PEACE & SECURITY | Creating a more stable world

13 August 2008

Rice Urges Russia to Cease Military Operations in Georgia

Secretary travels to France, Georgia

 
U.S. Secretary Rice, President Bush, U.S. Defense Secretary Gates  (© AP Images)
President Bush, center, is sending Secretary Rice to Georgia to convey U.S. support; with Defense Secretary Gates heading aid efforts.

Washington -- Secretary of State Condoleezza Rice says Russia must end military operations in Georgia immediately as it agreed to in a cease-fire agreement worked out by the European Union just days ago.

"This is not 1968 and the invasion of Czechoslovakia, where Russia can threaten its neighbors, occupy a capital, overthrow a government and get away with it.  Things have changed," Rice said at a State Department briefing August 13.

The Russians must respect U.S. military humanitarian aid efforts getting under way soon, Rice added just hours before leaving on a diplomatic mission to France and then to Georgia.

Earlier at a White House briefing August 13, President Bush announced he was sending Rice to Paris to consult with the French government about the cease-fire agreement it reached with the Russians, and then to Tbilisi, Georgia's capital city, to convey continuing U.S. support.  French Foreign Minister Bernard Kouchner, acting for the European Union, and Finish Foreign Minister Alexander Stubb, acting for the Organization for Security and Co-operation in Europe (OSCE), traveled to Tbilisi and to Moscow to reach a cease-fire accord.

Bush also ordered Defense Secretary Robert Gates to launch a U.S. military-led humanitarian relief mission to Georgia by air and by sea.

Rice warned Russia that failure to respect a cease-fire agreement in war-torn Georgia

"will only serve to deepen the very strong, growing sense that Russia is not behaving like the kind of international partner that it has said it wants to be."

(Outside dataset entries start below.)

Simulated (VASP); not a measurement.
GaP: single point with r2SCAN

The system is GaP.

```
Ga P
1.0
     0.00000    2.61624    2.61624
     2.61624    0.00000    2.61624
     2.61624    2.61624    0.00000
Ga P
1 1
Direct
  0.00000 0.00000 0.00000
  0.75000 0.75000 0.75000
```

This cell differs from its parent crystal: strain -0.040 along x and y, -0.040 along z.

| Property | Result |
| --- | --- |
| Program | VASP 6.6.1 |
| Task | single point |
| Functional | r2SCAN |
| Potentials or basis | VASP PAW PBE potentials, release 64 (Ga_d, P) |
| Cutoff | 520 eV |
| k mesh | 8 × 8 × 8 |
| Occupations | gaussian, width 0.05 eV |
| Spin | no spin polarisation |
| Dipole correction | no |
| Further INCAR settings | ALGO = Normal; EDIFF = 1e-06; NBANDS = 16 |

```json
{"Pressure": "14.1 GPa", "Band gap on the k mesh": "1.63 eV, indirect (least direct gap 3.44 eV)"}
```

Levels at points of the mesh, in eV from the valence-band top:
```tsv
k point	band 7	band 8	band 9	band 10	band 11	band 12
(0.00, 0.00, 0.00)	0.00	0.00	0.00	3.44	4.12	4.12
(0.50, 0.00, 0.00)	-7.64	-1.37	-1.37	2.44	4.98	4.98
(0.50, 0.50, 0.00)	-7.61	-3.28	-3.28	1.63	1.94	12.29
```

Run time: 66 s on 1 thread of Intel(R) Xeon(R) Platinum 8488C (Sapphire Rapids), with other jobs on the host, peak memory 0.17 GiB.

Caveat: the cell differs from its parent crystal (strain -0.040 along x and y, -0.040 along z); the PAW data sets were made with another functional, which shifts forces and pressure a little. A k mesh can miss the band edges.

Rice said she had just spoken with Georgian President Mikheil Saakashvili and he welcomed Bush's statement and the plan to send in humanitarian assistance.

From the outset, Rice said, the issues surrounding the breakaway regions of South Ossetia and Abkhazia could have been resolved peacefully and without resorting to an invasion.  Fighting erupted August 7 in South Ossetia and escalated as Russian combat forces swept into Georgia.

Russia's actions are well beyond efforts to protect its forces and peacekeepers, she said.

"Russia engaged in activities that could not possibly be associated simply with the crisis in South Ossetia," she said.  "Bombing civilian targets, bombing targets outside of the zone of conflict -- some of which have civilian uses -- the activities in Gori, the activities at Poti, destruction of Georgian infrastructure, these are hardly moves that are related to South Ossetia," she said.